Venture debt is increasingly becoming a fairly common component of funding rounds in India. The thesis for venture debt in mature markets is largely centred on intellectual property-driven tech companies, mostly having patents, which can be easily monetized. But this is rarely the case in India. The domestic venture debt model has been adapted to reflect the realities of the Indian market where value is created through strong execution and technology is more an enabler rather than the core differentiator.
One question which crops up consistently is: does a start-up opt for venture debt because it could not raise equity? This is an intuitive question, especially in a lukewarm equity environment, as is the case today, but the answer is actually the other way around. Venture debt is a magnet where equity interest works as iron filings. The fundamental premise of venture debt is NOT to take equity risk as that is a sure-shot path to adverse portfolio outcomes.
Companies which are eligible for venture debt are typically those which have raised institutional equity and are seen to have a strong ability to sustain equity interest. This is a function of the management team, market opportunity, brand or quite simply time available which provides sufficient runway to learn from mistakes and create a stronger business.
This is a product which is intended to help good companies get even better and is not meant for scenarios which are extremely high-risk with high returns and better suited for equity capital. In a bearish equity environment, venture debt actually serves as a beacon to identify better performing companies but still relies on the bedrock of equity capital.
So why do VCs like venture debt? The answer is again linked to the power law where there is an expectation of the top decile or quartile of VC-backed companies delivering sufficient returns for the entire fund. These companies can have accelerated outcomes or their probabilities of success and the scale of the outcome could sometimes be improved with additional, non-dilutive capital in the form of venture debt.
VCs chase the probability of growth as that is the most important variable dictating fund outcomes. Founders need to think about probability of survival as well as probability of growth, given that their venture is typically their sole focus compared to VCs having multiple shots at goal. Venture debt improves the probability of survival in the short term as it provides a buffer of capital for founders to use as appropriate. Hence, there is a high alignment of interest logically for venture debt with the founders as survival comes before growth.

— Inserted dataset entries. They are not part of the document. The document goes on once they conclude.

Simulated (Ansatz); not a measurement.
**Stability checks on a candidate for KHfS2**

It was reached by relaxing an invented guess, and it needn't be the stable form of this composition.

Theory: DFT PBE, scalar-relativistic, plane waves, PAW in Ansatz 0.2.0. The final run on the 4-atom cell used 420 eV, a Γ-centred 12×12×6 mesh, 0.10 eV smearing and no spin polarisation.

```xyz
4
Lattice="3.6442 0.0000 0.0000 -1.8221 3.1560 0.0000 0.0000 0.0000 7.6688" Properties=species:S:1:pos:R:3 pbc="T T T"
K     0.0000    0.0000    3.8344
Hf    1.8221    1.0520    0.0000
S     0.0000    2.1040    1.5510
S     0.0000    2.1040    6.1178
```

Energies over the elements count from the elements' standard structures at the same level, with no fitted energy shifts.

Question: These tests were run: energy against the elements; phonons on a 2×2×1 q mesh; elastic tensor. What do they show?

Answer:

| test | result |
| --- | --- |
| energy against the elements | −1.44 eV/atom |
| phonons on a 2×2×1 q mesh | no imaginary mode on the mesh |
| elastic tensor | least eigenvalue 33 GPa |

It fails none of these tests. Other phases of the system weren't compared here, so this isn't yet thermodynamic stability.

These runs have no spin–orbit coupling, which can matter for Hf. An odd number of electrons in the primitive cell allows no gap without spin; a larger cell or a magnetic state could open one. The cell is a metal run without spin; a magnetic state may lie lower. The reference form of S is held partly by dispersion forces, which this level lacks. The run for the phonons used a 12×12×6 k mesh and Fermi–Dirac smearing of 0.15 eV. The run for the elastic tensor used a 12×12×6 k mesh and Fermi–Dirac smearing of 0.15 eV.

Growth triggers can range from an aggressive above-the-line (ATL) marketing campaign to an acquisition opportunity or even a global expansion strategy—all of which require additional capital but provide acceleration of 12-24 months which can be critical to building strong leadership positions, teams or even attracting the appropriate capital sources. Another advantage through venture debt is the ability of companies to build a track record when they are young which enables them to access conventional pools of debt capital later in their lifecycle. Disciplined data reporting and accurate cost allocations are collateral benefits as well.
Venture debt is not intended for all start-ups. In situations which have binary risk or if the runway is too short (a bridge situation), having a nervous lender may distract the founder from core responsibilities and sink the company faster. It is imperative to find the right fit as excessive leverage can serve as a death knell for a start-up.
Start-ups need the appropriate regulatory and policy environment for debt. This should be a priority area for the government as it feeds the entrepreneurship ecosystem as a core business model and not as an ancillary vertical.
While the Reserve Bank of India has focused on MSMEs, rural and agri-business growth, the government needs to relook at financing schemes for start-ups with debt playing an integral role. The recent policy guidelines announced by the prime minister included an enhanced credit guarantee scheme, but the existing scheme (CGTMSE) through agencies like SIDBI or state-run banks are aimed at very young companies as the amounts are ~ Rs1 crore and the process is not easy for young teams which do not have resources within their finance verticals.
The ideal route is for the government to provide a credit backstop to reliable partners in the private sector as well and allow for higher levels of credit offtake in this segment, especially in the technology sector where companies are asset light and do not have any collateral to offer to banks or conventional lenders.
Overall, founders need access to multi-variate sources of capital at different lifecycle stages and they need every ability to preserve dilution of ownership. Entrepreneurs are clearly the value creators and capital is one of the resources they require to build lasting institutions so venture debt is an integral component of a founder’s toolkit to ensure that businesses have faster and smarter growth.
Vinod Murali is managing director at InnoVen Capital India.